I would have accepted your analogy had Iblis’ choice of words indicated any fear, but the words indicate such confidence, he even explained his pride prevented him from kneeling which is a pretty damn clear self- indictment as far as I’m concerned. I’ll leave it at that.
This performance inescapably suggests a gorilla's attempt to play the violin. Come now, is there a good reason at all why Iblis is never identified as among those to whom the injunction is given to kneel? The tale is recapitulated at least four times in the same exact formulation with no more detail than the first: "We told the angels to bow." It keeps neglecting Iblis. Does Allah suffer from chronic dementia?
You disappoint me, Bison. I asked for only one verse and you give me this one?
I’ve noted times without number that the Quran singles out all manner of sins for censure. I did not have to document the transparently obvious, but since you go in for such things here is a few such illustrations: Shirk (4:48), homosexuality (26: 165), theft (6: 152), drinking and gambling (5:90 -91). Your argument was that pride is uniquely wicked, a claim not borne out by the Quran. A host of acts are roundly condemned of which pride is one of many. Turning to my original point, to forever condemn Iblis for a run-of-the-mill offence like pride is the height of imbecility
It depends on your definition of Orthodox, but this wasn’t really the orthodox view until about the time of Ibn Taymiyyah, but even he didn’t seem to make up his mind on the issue.
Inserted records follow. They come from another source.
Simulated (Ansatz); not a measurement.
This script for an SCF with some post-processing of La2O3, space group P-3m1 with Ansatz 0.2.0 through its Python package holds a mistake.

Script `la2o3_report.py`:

The notion that Jannah is situated up where the angels sing and the devils frolic is not peculair to Ibn Taymiyya. It's common to Sunni theologians of all schools.
Ok so you said that the reason why Adam was tempted to eat from the tree was not clear in the Quran and then you said he did it seeking immortality (a very good reason), but then you said there’s no death in the Garden. Correction: there’s no death in the *promised* paradise. God didn’t promise Adam immortality in the Garden, He promised him that he won’t feel hungry or thirsty nor go naked or suffer the sun’s heat. He promised him felicity, but never immortality. In fact, Satan when he pleaded with God, he specifically asked to be given a chance until the day they’re resurrected, which clearly implies Adam was not promised immortality. The Quran promised immortality only when it spoke of the Gardens of the afterlife. Anyway, Satan didn’t only suggest that the tree would give them immortality, he also suggested that the tree would make them two angels or give them an eternal kingdom. So they ate from it despite God’s stark warning to them that Satan was their enemy (Ta-Ha:117).
Did another garden await Adam conferring immortality beyond that in which he dwelled? The common belief is that Adam had been fated to reside eternally in the garden until he played up. Do you believe that his expulsion was preordained?
Again, Bison, I explained the verb used can mean to leave a higher state to an inferior one (see 2:61). Now, man was cast out of his former superior state of felicity to suffer an inferior state: normal earth conditions very much unlike the Garden. The second part of the verse (2:36) might sound as though they were moved to earth, but the last phrase – for a time – clarifies the entire verse: Man was cast out of the superior state of the Garden but HE WAS STILL allowed to live on earth until a prescribed hour but with much more inferior conditions, including war.
This doesn't account for why the descent of Adam from the Garden is metaphorically interpreted when that of Iblis is not in light of the fact that the expulsion of both is identically phrased. Consistency demands that it be one or the other, but it can’t serve as both just to avoid the logical problems inherent in the story. What’s more, to argue that Sura al-Baqara does not indicate a transfer to earth is brilliant casuistry, but honest it is not. It’s latter part suggests nothing more than what is plain to every schoolboy of ten, that Adam and his babe will someday perish. I did say that one may interpret the scene of Adam’s anointment as having transpired on earth, but only at the cost of neglecting all the other passages that suggest otherwise. Your view proceeds on the authority of a single passage and sweeps away the more numerous ones that contradict it into the dustbin of hermeneutics.
Let me venture another question: Has Iblis ever been sighted by men? We know from the ahadith that jinns can assume human form and converse with mortals. If so, what keeps the spiritual head of nine tenths of humanity sequestered away? A genuine question.